24Nov The IMF are in Ireland: What can we Expect? Fr. Seán McDonagh, SSC

After weeks of denial and bluster from a variety of government ministers, the Irish Taoiseach,  Brian Cowen, announced  on Sunday November 21st 2010, that the his government had formally applied for a multibillion euro rescue package from the European Union and the International Monetary Fund (IMF).  The announcement marked one of the bleakest days in Irish politics almost since the foundation of the State in 1921.

Most Irish people have a good idea of the role that the European Union (EU) has  played in Irish public life for the past 40 years. Some of the EU initiatives such as the Structural Funds benefitted Ireland.  Though most people would agree that the Common Agricultural Policy (CAP) benefitted Irish agriculture, it has its critics.  Some of the European Commission’s decisions such as the one to close the sugar factory in Carlow was based on out-of-date data, and the impact on beet farmers and the workers at the factory was devastating.

In contrast, Irish people would know little about the IMF, unless they have worked as missionaries or development workers in countries which are economically poor in Asia, Africa or Central and South America.  From the early 1980s onwards the neo-liberal policies of the IMF which included, promoting free trade, untrammelled entry of foreign investment, and integration of the local economy into the global economy have often increased poverty, widened the gap between the rich and the poor and caused irreversible ecological damage.

What is the IMF?  The IMF was one of the institutions which emerged from a meeting of economists and policy makers which took place in July of 1944, at the town of  Bretton Woods in New Hampshire, in the US.  It was obvious at this point that the Allies, (Britain, France and the US) were going to defeat Germany and Japan.  A number of financial institutions emerged from Bretton Woods. The first was the Bank of Reconstruction and Development.  Its task was to fund the reconstruction of Europe and Japan in the wake of the appalling damage caused by World War II.  This institution is now known as the World Bank. The IMF was the second institution to emerge from Bretton Woods.  Many of the negotiators at Bretton Woods believed that monetary chaos of the late 1920s led directly to the Great Depression, the rise of Fascist Parties in Germany, Spain and Italy and ultimately to World War II.  The dominant monetary problems at the time had to do with the difficulty of converting money from one currency to another, and the fact that countries were devaluing their own currencies in order to boost exports.
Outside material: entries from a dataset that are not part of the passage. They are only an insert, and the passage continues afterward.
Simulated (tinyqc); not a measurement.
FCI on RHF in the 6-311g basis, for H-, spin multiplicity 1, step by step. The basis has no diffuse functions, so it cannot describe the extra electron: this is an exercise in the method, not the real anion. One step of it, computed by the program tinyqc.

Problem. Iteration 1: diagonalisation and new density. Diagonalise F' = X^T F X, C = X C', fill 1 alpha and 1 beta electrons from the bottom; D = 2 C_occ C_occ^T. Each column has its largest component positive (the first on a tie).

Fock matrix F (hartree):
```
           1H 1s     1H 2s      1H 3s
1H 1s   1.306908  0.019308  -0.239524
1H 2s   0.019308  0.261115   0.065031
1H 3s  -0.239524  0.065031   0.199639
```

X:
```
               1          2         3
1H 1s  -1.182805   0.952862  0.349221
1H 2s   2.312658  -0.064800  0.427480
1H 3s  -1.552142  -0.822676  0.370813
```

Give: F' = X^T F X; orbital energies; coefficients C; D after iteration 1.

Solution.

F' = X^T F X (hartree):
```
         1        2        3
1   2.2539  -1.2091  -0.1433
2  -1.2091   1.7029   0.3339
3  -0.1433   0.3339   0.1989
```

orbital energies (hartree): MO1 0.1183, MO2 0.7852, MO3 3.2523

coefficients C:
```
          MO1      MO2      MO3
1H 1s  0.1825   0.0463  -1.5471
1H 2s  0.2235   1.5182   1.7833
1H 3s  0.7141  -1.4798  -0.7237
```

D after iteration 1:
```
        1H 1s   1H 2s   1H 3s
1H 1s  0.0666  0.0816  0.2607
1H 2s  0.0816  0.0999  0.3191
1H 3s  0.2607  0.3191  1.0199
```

The IMF was designed to maintain the smooth functioning of the global economy, through regulating the volume of international liquidity and ensuring the stability of the exchange rates.  The monetary architecture was based on the bedrock of the US dollar which was linked to gold.  One ounce of gold cost $35 dollars. Other major currencies were then linked to the dollar.  This arrangement lasted until 1973, when President Nixon took the US off the gold standard and allowed the dollar to float.  Effectively, this devalued the dollar and sent a wave of inflation right around the world, since most countries kept the bulk of foreign reserves in dollars.  This was one of the factors that triggered the massive hike in oil prices in the same year.

In 1944, the US population was 6 per cent of the world population.  However, the US economy amounted to 50 percent of global gross domestic product.  Because of their massive economy, the US negotiators dominated the Bretton Woods conference.  The most famous English negotiator was the Cambridge economist, John Maynard Keynes, whose economic theories had been adopted by President Roosevelt in shaping the ‘New Deal’ which lifted the US out of the Great Depression.  Keynes suggested that IMF should enshrine policies not just for debtors but for lenders as well.  This suggestion was brushed aside by the US negotiator,  Harry Dexter White. Little did he expect that in 2010, the US would be the largest borrower on the planet and that, at the recent G20 meeting in Seoul Korea, the US President would plead with both China and Germany to import more in order to stabilise the global economy.

As envisaged by Bretton Woods each  member country paid a certain amount of  money in its own currency into the Fund. This entitled the country to apply for a  short-term loan when it ran into a short-term  balance-of-payments problems.  If a country wished to borrow more than its allotted quota, it had to submit itself to series of strict regime of monetary and fiscal policies drawn up principally by the IMF.

In the 1950s, 1960s and 1970s, the IMF’s attention was almost exclusively directed to industrialised countries.   All that changed in August 1982, when Mexico ignited the Third World Debt crisis by threatening to default on its loans. Fearful that this might sink the international financial system, the IMF stepped in and organised new commercial loans to head off the threatened default. In return the IMF insisted on deep cuts in public spending which affected the health, education and welfare these countries. These policies called Structural Adjustment Programmes (SAPs) caused severe hardship for scores of countries and tens of millions of people in economically poor countries around the world.   In the 1980s, I and  many missionaries, and development workers and economists, challenged SAPs. We supported and helped fund the work of the Freedom From Debt Coalition in the Philippines and similar groups in other debtor countries. When I returned to Ireland in the early 1990s, I helped set up the Debt and Development Coalition. The Columban Justice and Peace office in Washington, D.C. played a pivotal role in the 50 Years is Enough campaign in 1995 which challenged the destructive polices of both the World Bank and the IMF.

Despite good critical analysis, based on first hand experience of the impact of these policies on the poor and energetic lobbying by missionaries and other organisations in the North and South, SAPs  were rigorously imposed on many poor countries. The one-size-fits all mentality caused pain, suffering and even death. Compassion, equity and solidarity were in short supply.  Irish people can expect that the IMF will attempt to slash similar budgets in Ireland.  If, as suggested, that the loans is in region of €90 billion, it will take a long time for Ireland to pay off these loans.  The Celtic Tiger is certainly dead and buried.